It’s the time of year for ERG leads and Diversity, Equity, and Inclusion Professionals to start preparing for the 2023 Pride season! For many orgs, this could be their first year jumping into the world of Pride, and it's really important that PRIDE events are authentic and provide value to the organization.
What is Pride?
Pride is the time of year when folx who identify and support the LGBTQQIAA2SP (Lesbian, Gay, Bisexual, Transgender, Queer, Questioning, Intersex, Asexual, Ally, Two-Spirit, Pansexual) Community come together through celebrations commemorating the Stonewall Riots; it's also a time to honor LGBTQ+ rights activists like Marsha P. Johnson and Sylvia Rivera. The month of June is designated as Pride Month, but based on location, your local pride celebrations may occur between March and September. Check here to learn more about Pride celebrations worldwide!

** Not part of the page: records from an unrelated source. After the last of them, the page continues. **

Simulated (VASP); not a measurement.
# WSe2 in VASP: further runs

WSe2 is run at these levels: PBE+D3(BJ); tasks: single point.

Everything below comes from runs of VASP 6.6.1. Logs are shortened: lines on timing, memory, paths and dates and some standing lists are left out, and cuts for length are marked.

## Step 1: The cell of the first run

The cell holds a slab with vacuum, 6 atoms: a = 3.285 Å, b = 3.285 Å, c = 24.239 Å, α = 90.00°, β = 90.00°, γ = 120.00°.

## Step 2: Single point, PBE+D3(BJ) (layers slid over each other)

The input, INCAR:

Should My Org Hold a Pride Event?
In the spirit of diversity, equity, and inclusion, yes. Keep in mind that you’ll want your approach, focus, and event type to fit with your organization's level of support for the LGBTQ+ Community and allyship among employees. For example, if this is your fourth PRIDE event, a basic intro to the LGBTQ+ Community may not engage and encourage growth from your colleagues. An organization's first PRIDE event that is filled with too much terminology and too serious of a tone could cause folx to withdraw from the conversation. It’s important to find that balance. At Awesomely Authentic, we have found that a good blend for an introductory event is basic LGBTQ+ terminology, overview of history, and an upbeat tone with moments of self-refection and sincerity.
For employee resource groups, we have our newest training:
"Resiliency & Creating Community"
Includes: 45-minute content on Resiliency & Creating Community
15-minute Q&A Anonymous Google form link for Q&A Fee includes recording and sharing internally
Customized Virtual Pride Guide Learning Objectives: Identifying key steps to improving your workplace resiliency Creating a sense of community resiliency through employee resource groups (ERGs) Building relationships and an engaging safe space for underrepresented folx
Interested in learning more? Contact us firstname.lastname@example.org
Look for Collaborators
If you’ve never held a Pride event at your organization and you have no LGBTQ+ or diversity-related support, then you want to find collaborators and allies first. Do any of your colleagues have interest in a Pride event? If you feel comfortable, ask around and drum up some support. Try your best to find 2-3 others in your org who would want to help out.
Does your org have any employee resource groups or diversity committees? These do not need to be focused on just LGBTQ+ identities since the community intersects across many identities. If there are, ask if they’d like to help support a Pride event. This can also help broaden discussions on intersectionality.
Talk to Human Resources or Culture Teams and see what type of assistance they may be able to provide (funding, bandwidth to help out, insight into event types that do well at your org, etc.).
Set Clear Learning Objectives
Now that you have collaborators and support, you’ll want to gather information on what your learning objectives should be. With the help of your collaborators, you can connect your event to other goals of the business. Do the ERGs need to do a certain number of events each quarter? Is HR looking at adding more diversity content to their learning and development goals?
Engaging! Engaging! Engaging!
Our two most popular events are our PRIDE BINGO and Queer Vaudeville Showcase. Why? Because those events are engaging, entertaining, and educational.
Queer Vaudeville Showcase
3 LGBTQ+ Performers with a variety of musical, circus, artistic, and comedic talents drop into your customized learning vaudeville variety show. Entertain your folx, while educating them about the vast experiences of LGBTQ+ folx and types of allyship needed. Check out more here.
Give Back to the Community
One of the main things you want to do is give back to the community in some form or fashion. Find nonprofits to donate your time or money to. Create an ERG event where you and your ERG members volunteer with your local LGBTQ+ Center. You can check this link for a list of LGBTQ Centers that you can reach out to.
In the end, the goal of celebrating PRIDE is to support the LGBTQ+ folx at your org, make an impact in your local community, and offer some of the joy and reflection that Pride month brings.